Grigorii Demidov [Mon, 22 Oct 2018 08:48:51 +0000 (10:48 +0200)]
daemon: TCP connection timeouting has changed; connection was closed after peer's inactivity before, now it is closed after incativity in both directions (peer->kresd, kresd->peer); prevents connection from closing before answer sent to client
Vladimír Čunát [Wed, 10 Oct 2018 15:00:07 +0000 (17:00 +0200)]
cache: avoid some crashes
It's actually possible to start queries without any cache open,
e.g. add `resolve('.', kres.type.DNSKEY)` into your configuration.
If that happens, avoid the cache module dereferencing a NULL pointer.
Vladimír Čunát [Wed, 19 Sep 2018 14:57:24 +0000 (16:57 +0200)]
trie_it nitpick: reduce the initial stack size
Using 2kB as start is a bit too much, and it was showing as 0.5% CPU
on malloc() called during trie_it_begin(). Let's start at 0.5 kB,
as it can grow anyway (only negligible in profile now).
Vladimír Čunát [Mon, 15 Oct 2018 13:08:38 +0000 (13:08 +0000)]

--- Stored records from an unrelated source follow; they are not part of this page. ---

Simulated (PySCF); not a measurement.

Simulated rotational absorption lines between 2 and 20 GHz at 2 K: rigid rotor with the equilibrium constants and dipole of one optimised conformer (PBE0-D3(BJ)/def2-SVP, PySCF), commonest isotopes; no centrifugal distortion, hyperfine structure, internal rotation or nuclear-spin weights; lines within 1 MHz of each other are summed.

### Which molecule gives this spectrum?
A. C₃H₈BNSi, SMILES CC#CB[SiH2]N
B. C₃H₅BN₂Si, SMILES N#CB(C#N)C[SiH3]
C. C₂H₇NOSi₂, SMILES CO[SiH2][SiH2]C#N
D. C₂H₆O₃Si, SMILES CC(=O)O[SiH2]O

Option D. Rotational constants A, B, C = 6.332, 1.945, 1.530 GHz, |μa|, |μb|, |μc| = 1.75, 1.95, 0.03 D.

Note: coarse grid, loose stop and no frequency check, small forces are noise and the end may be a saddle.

Merge !675: daemon: first part of refactoring
- mainly the daemon/session.* files are separated,
moving lots of logic from daemon/worker.*;
- lib/generic/queue.* are added;
- verbose logging gets different IDs;
- various minor changes around.
Vladimír Čunát [Thu, 4 Oct 2018 12:43:54 +0000 (14:43 +0200)]
daemon/session nitpick: avoid a warning
lint:clang-scan-build reported:
> warning: The code calls sizeof() on a pointer type.
> This can produce an unexpected result
but in our case it's intentional.
(Yes, using pointers as keys in trie isn't very pretty.)
Vladimír Čunát [Wed, 19 Sep 2018 18:50:29 +0000 (20:50 +0200)]
daemon nitpick cleanups
- Some (potentially) unused vars were left behind.
- The two on_* functions are identical except for the uv types passed,
and those are surely the same in the part we use, but it's not worth
to deduplicate when these functions are only two and so simple.
- lint:c was complaining about the uv_tcp_t malloc().
Vladimír Čunát [Wed, 19 Sep 2018 18:05:08 +0000 (20:05 +0200)]
daemon: drop RECVMMSG_BATCH
The support hasn't landed in libuv over all the years,
and we've been still reserving memory for it in advance.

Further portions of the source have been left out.